Technological Grail Quest and some reviews too.

Post Page Advertisement [Top]

Experiments in Human Language Computer Interpretation

Seeking a more natural interface with the computer, this document represents additional forays into the world of voice recognition, speech synthesis, and artificial intelligence, mostly utilizing open software built on the Linux kernel. Over the last few years I have studied this on and off with various degrees of implementation on both Linux and Windows operating systems, and the conclusion has been that it was not quite time yet for a true HUI to exist. For a true Human User Interface to exist, it would require a set of software that would allow the computer to interpret human input in a natural way. We as humans have learned the way computers work, and I think, that is I believe that the time has come that computers should learn the way humans work instead. To accomplish this the computer must interact with humans the way that humans interact with each other, through voice, gestures, and touch. We do not just use the voice to convey messages, but also out body language, and quite often our proximity to each other or lack thereof. We may explain something as being over there, which requires a lot of knowledge that a computer would not have, as it would have to know the relative placement of everything, and also know to which direction we are indicating sometimes only with out eyes. This level of interaction incorporates the understanding of gestures (our physical indication of posture and direction, etc.), as well as understanding of location information, understanding of vocal inflection, and other factors, as well as the ability to inquire for more information in a manor that would be appropriate to human interaction.

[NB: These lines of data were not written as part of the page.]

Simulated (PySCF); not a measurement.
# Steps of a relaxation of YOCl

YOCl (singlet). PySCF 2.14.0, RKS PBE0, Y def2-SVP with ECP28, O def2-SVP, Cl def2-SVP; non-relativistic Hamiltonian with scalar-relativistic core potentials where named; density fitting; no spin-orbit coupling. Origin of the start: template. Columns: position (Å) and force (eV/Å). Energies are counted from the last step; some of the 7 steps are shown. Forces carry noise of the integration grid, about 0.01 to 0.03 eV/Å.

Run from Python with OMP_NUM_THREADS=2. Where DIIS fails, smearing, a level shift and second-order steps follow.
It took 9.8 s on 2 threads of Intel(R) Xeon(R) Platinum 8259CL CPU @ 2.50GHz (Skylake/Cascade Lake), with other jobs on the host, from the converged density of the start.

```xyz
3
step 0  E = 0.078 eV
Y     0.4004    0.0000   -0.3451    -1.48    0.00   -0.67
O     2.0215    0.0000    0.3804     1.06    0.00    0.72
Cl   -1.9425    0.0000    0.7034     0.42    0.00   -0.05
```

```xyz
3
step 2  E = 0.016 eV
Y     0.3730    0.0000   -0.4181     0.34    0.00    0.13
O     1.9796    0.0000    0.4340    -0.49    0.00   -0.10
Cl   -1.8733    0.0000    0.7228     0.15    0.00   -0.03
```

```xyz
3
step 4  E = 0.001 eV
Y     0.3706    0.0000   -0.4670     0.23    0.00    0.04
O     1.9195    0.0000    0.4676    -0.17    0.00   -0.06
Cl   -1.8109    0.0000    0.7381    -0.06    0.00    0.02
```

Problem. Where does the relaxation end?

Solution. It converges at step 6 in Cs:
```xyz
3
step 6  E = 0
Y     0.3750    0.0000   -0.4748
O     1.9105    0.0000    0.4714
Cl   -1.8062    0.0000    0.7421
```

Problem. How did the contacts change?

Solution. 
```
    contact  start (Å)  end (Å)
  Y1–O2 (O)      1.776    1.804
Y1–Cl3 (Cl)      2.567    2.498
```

The hardware that is available off the shelf today is just barely capable of this type of processing, at least to some degree, however it would still require large capacity of memory, especially long term memory to learn enough to be of use to people on regular basis. One thing that has come along to facilitate this is the cloud. The cloud provides the processing power and the memory capacity to allow the cloud to provide this ability, and to the widest population of users, as the cloud is accessible from any browser.

My work with the cloud has been limited and mostly through Google's version. Now I could go into this, and it would be a worthwhile waste of time, but I am not at this time going down this avenue, instead I will provide a short overview of what I feel will be the use of Google at this time in the experiment. For this experiment Google will provide the server, through Google Sites, of which I have experimented a little with, but not to the extent that I will be in the near future.

Moving on now, I will state that as Google will provide the server, it is upon the server that the applications will be built, and available for use by anyone with a browser. At first it will be a regular browser, such as found on average desktops and laptops, but eventually it will also include mobile applications that will run on any type of device including cell phones, especially those smart phones running Android. I am particularly interested in making the server applications portable, so that any person, with any device can access the server and utilize the server for whatever purposes they desire. This will be the learning curve of the server, to learn how people apply it, so that is can learn better how humans work, so it can work better with them.

Being built on open source software allow the programs to be modified to suit the applications that the users determine are appropriate. It is not about the cost of software, but about the freedom to apply the software in ways that may be novel that interest me. That they may be free of cost is just a bonus and effectively makes this possible as I have no budget to do this, only some extra time.

A major contributor to this project is MIT, and their CSAIL department. That is I am using many resources from their labs to build the applications that will hopefully provide the services I wish to experiment with. This is just a nod to their work.

There are others, and I will try to indicate them and give them credit when I can, as well as I will build a bibliography at the end of this that will hopefully list all the sources, although if I miss anyone, and someone happens to notice, could they maybe send me a note with the information so that I can acknowledge them appropriately.

Well then, half way down the first page and I have accomplished very little, so I am going to try to get into this now with more vigor.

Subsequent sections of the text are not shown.